Author |
Ben Nevis (North cliff) beta |
|
|
8-Apr-2015 9:17:54 AM
|
Morning All,
I was thinking of heading to Ben Nevis (via Buangor and Warrak) to climb Big Ben on the North cliff and would like some beta please.
1) Is it accessible by 2WD vehicle (Commodore)
2) Are the bolts O.K ?, given the first ascent was in1991 (or have they been replaced?)
3) Would it be a good thing to replace the bolts? (re 2)
4) Would a new rap point at the end of pitch 1 of Great Pretender be desirable? (given the second pitch sounds ordinary (from NW Vic guide)
Cheers, JDB
|
13-Apr-2015 8:50:14 AM
|
Dear JDB,
1) Yes, the dirt roads are excellent from either direction (ie Beaufort and Buangor)
2) The bolts are excellent well spaced stainless steel
3) See 2
4) Don't bother
Note: Big Ben (if you can find it) is one of the best slab/face climb I've ever done. I would recommend combining the second and third pitches. As for finding 'said' route (we erected a cairn on the ramp), the climb starts on top of a ramp, so when you are descending down the scrubby gully keep and eye out.

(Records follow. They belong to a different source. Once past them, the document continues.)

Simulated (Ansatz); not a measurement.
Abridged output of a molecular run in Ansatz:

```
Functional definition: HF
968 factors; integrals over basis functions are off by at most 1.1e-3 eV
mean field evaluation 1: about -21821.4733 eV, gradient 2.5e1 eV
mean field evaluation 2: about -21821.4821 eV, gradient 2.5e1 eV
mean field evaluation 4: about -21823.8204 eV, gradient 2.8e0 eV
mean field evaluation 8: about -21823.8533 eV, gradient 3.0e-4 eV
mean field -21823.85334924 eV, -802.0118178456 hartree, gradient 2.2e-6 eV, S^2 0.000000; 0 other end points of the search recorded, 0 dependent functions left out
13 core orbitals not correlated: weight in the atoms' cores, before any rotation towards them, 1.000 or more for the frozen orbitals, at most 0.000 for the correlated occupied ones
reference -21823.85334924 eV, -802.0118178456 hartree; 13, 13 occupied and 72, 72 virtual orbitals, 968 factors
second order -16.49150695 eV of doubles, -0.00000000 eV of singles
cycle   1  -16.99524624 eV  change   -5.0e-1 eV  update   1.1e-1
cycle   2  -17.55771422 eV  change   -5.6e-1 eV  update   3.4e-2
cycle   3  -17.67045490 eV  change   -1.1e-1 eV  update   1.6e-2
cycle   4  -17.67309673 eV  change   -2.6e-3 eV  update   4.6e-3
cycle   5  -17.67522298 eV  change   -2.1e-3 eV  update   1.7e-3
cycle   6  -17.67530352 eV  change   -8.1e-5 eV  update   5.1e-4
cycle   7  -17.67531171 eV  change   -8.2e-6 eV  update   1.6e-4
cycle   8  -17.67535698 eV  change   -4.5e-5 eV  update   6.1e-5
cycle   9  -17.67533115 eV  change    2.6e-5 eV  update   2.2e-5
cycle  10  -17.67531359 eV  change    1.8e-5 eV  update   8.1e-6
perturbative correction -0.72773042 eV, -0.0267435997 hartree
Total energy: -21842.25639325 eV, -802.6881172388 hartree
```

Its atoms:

Take the slab-meister Martin Jackson with you, because there are zero holds on the 2nd an 3rd pitches!!
Hope this beta is useful.
Cheers, JDB
|
13-Apr-2015 11:03:48 AM
|
Hmm.
Careful jdb, as JDB might be a split personality stalker, ... given the identity-crisis quirky user-id swaps/impersonations that Chocky has endured in the past.
;-)
|
13-Apr-2015 11:43:46 AM
|
Heh, heh, heh........
|
13-Apr-2015 12:47:53 PM
|
On 13/04/2015 jdb wrote:
>Heh, heh, heh........
Hmm*.
Where have I heard that before?
*Con_text:
>quirky user-id swaps/impersonations
|
15-Apr-2015 8:41:53 PM
|
Hi John. My recollection of Ben Nevis is that the bolts were very spaced. I believe the routes were bolted on lead, so the bolts were where you least needed them. My only climbing experience there was climbing to the first bot, bailing, then spending the rest of the day walking out. I think the drive in is OK.